Wellington Youth Orchestra
Conducted by Andrew Joyce with Ludwig Treviranus (piano)
Glinka: Ruslan and Lyudmila Overture
Beethoven: Piano Concerto No 3 in C minor, Op 37
Dvořák: Symphony No 9 in E minor, Op 95 (‘New World’)
Cathedral of the Sacred Heart, Hill Street
Monday 31 July, 7:30 pm
Concerts from the Wellington Youth Orchestra used to be held in the Town Hall, which was the right space in terms of acoustics and the orchestral tradition. But the sometimes rather small audiences did look rather … small; comparable to the size of the orchestra – around 60. On Monday there were many more that that facing the orchestra.
Either St Andrew’s or the Catholic Basilica offer a more intimate space in which a 150 or so don’t look too bad, but the acoustic is often rather uncomfortable in its response to timpani and brass.
But that was a small price to pay when the orchestra delivered such a dynamic performance of Glinka’s famous overture. It’s a piece that taxes any orchestra, is as fine a composition as most of the music of the period. I have often wondered about the standards of music in Russia when the opera was written – the 1840s, when the names of no other Russian composers are familiar and we don’t really know much about orchestral or operatic standards, apart from the fact that a lot of western European musicians and composers visited and worked in Russia, from the late 18th century.

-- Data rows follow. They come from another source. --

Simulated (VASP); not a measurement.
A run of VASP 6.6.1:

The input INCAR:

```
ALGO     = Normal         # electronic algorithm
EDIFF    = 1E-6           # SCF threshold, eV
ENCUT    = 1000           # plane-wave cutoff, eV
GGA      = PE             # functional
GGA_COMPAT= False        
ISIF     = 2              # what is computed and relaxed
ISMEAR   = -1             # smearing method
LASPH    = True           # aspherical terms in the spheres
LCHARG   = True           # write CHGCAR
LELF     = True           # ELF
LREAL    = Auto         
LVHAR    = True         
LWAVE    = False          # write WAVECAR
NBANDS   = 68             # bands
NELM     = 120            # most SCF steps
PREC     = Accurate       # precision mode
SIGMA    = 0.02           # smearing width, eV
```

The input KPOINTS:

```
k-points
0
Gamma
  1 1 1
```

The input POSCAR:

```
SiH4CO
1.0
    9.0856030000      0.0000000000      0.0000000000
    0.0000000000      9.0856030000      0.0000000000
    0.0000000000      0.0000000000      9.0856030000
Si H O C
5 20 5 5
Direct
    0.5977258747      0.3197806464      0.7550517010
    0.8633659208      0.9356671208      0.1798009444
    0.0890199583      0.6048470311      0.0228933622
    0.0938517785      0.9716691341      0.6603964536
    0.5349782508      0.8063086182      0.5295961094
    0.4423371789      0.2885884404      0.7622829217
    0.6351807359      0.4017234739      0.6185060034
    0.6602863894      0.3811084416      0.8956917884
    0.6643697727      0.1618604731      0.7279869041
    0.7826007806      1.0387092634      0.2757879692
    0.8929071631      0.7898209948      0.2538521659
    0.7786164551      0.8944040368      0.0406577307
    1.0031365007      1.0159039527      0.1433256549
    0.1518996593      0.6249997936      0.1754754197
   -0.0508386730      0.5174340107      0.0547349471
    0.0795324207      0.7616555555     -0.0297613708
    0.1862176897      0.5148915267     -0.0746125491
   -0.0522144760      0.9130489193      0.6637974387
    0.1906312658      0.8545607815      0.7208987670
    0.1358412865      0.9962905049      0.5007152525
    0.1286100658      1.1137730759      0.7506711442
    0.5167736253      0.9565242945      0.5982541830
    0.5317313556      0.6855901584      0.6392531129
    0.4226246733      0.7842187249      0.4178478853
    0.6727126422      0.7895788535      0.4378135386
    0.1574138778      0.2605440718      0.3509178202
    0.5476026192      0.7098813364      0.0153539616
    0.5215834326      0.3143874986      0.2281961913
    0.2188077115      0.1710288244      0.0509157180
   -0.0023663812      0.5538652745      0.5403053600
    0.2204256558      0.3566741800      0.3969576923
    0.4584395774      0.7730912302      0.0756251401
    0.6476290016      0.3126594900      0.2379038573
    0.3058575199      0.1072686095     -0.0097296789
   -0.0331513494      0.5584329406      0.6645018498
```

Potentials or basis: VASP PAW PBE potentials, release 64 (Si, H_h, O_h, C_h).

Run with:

There was impressive accuracy, at the speed that is normally heard; strings clean and brass under good control apart from the occasional unruly fanfares.
Ludwig Treviranus spoke briefly and genially before the beginning of Beethoven’s third concerto: no condescension, pitched at the right level for a non-specialist audience. After the longish introduction, that gave time enough to appreciate excellent preparation, with all the spirit and gusto that comes from a youthful orchestra, the piano arrived with a feeling of ease and confidence, handling the ornaments fluently and idiomatically. Rapport between orchestra and pianist was a delight even though, at one point, in dialogue between piano and orchestra I felt that Treviranus was tempted by more speed. The cadenza was a model of restraint and individuality, with more attention to the music itself than to his own impressive virtuosity; its closing bars were particularly sensitive.
In the slow movement, both pianist and orchestra displayed all the maturity and insight of a real professional ensemble, even at moments where the rhythms risk losing togetherness. A lovely flute solo caught my ear, played with a pure, vibratoless tone that sounded so polished. Given that the Largo contained no music that didn’t fit the space, this was probably the high point for me, but the spirited Finale often vied for that place. In spite of moments where timpani might well have been less exuberant, this was a totally admirable performance, strings so buoyant and winds well balanced and polished. A triumphant collaboration between pianist, conductor and orchestra.
The New World symphony was a more formidable challenge, but it was not till the later stages, in the Scherzo and Finale, that there were many signs of the players’ essential youthfulness and natural lack of professional experience (and perhaps not quite enough rehearsal time?). The opening pages were scrupulous and beautifully paced; conductor Joyce ensured breathing space between phrases, putting the audience at ease before that Allegro really takes off. And certainly in the less rowdy ensembles the brass choir was excellent, in easy sympathy with the rest of the orchestra.
The famous Largo might be easy enough in terms of hitting the right notes, but its familiarity demands far more in emotional subtlety, yet avoiding sentimentality, an ever-present danger, so it might be odd to say I found the long cor anglais solo, carefully played, but not quite soulful enough. Otherwise, strings and winds were in beautiful accord.
The third and fourth movements revealed occasional blemishes; in the Scherzo some trills on strings, and woodwind decorations, and at the opening of the fourth movement, such a massively imposing declamation had the weight and energy but not perfect finesse.
However, the broad shapes and contrasting sections that conceal, excitingly, the way the work will end (for those who come to it for the first time) were generated as much through youthful energy and exuberance as through mature familiarity and intellectual understanding.
No matter how often one has heard the work, it remains fresh and surprising, especially when played by a young orchestra of talented and reasonably skilled players, such as are to be found in this orchestra, and in the hands of a conductor able to communicate his own enthusiasm as effectively as Andrew Joyce has done here.